Conclusions

Optimum segmentation of pictures is achieved only through a specific filtering of each individual image/text block of a particular picture.  We were able to adjust our threshold values for our first image (Backstreet Boys) to produce an accurate classification of the image.  However, if we tried classifying another image (Britney & Christina) with the same boundaries, our classification result was not as well.

Through experimentation, we discovered that Haar wavelets are best at detecting text, and Daubechies wavelets are best at detecting picture.  Knowing this, we could probably get the best classification result by using the Haar transform in areas where there is predominantly text, and the Daubechies where there is predominantly picture.  If we could determine where on a page there is more likely to be text/image, we could produce a better classification for our image.

The criterion we used to classify our images was the variance of the wavelet coefficients in the high frequency bands.  We were able to do this because the histogram of these coefficients for text and for picture differ in distribution.  If we could analyze the distributions through more advanced statistical methods, we would have a more accurate way of distinguishing between text and picture, and classifying our image.

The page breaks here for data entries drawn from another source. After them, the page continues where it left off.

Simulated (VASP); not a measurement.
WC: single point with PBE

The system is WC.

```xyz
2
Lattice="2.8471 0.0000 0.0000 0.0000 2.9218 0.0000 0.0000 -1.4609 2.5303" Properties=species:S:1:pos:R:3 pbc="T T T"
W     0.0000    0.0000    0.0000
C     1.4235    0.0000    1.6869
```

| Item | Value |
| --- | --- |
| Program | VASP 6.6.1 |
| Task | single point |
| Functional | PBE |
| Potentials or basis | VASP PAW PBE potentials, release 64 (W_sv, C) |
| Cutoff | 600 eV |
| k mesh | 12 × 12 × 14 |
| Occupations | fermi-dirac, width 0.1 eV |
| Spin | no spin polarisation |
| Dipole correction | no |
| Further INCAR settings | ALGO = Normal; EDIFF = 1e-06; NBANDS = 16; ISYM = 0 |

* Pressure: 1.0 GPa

Image segmentation is a good foundation for computer generated caricature development.  With more advanced statistical methods, we can better analyze the distribution of the wavelet coefficients and better detect differences in texture.  Given a scanned face, we can analyze the wavelet coefficients of the mouth and the nose, and develop a technique to distinguish between the two.   Knowing the particular regions of a scanned face (nose, mouth, eyes), will allow us to manipulate a scanned face and produce a caricature.